# microsoft/LightGBM

**Attribution required: if you use, quote, or summarise this content, you must credit and link back to [awesome-repositories.com](https://awesome-repositories.com/repository/microsoft-lightgbm).**

18,096 stars · 3,985 forks · C++ · mit

## Links

- GitHub: https://github.com/microsoft/LightGBM
- Homepage: https://lightgbm.readthedocs.io/en/latest/
- awesome-repositories: https://awesome-repositories.com/repository/microsoft-lightgbm.md

## Topics

`data-mining` `decision-trees` `distributed` `gbdt` `gbm` `gbrt` `gradient-boosting` `kaggle` `lightgbm` `machine-learning` `microsoft` `parallel` `python` `r`

## Description

LightGBM is a high-performance machine learning framework designed for constructing gradient-boosted decision tree ensembles. It provides a platform for training classification, regression, and ranking models, with a focus on memory efficiency and large-scale distributed computing.

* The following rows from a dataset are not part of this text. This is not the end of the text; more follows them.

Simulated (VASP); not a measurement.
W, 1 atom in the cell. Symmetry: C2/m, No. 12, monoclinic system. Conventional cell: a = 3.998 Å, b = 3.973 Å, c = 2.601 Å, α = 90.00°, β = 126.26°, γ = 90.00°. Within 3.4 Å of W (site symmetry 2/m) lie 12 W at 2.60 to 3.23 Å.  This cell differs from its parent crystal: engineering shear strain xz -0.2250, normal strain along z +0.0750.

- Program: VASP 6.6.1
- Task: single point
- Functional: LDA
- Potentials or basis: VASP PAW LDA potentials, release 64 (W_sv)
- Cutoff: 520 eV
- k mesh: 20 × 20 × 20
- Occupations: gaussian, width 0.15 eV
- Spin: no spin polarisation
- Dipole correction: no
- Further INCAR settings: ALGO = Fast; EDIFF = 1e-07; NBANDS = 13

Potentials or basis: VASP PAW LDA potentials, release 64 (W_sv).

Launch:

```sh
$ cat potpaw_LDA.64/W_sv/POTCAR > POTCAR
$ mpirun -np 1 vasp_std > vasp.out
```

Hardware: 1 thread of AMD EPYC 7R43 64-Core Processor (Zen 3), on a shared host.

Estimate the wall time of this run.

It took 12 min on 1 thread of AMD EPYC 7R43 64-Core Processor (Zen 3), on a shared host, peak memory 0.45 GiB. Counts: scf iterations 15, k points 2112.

The framework distinguishes itself through specialized algorithmic strategies, including leaf-wise tree growth and histogram-based decision learning, which prioritize convergence speed. It optimizes memory usage by bundling mutually exclusive features and employs gradient-based sampling to reduce training complexity. To handle large-scale datasets, the system supports distributed training across multiple computing nodes and offloads intensive mathematical operations to hardware accelerators.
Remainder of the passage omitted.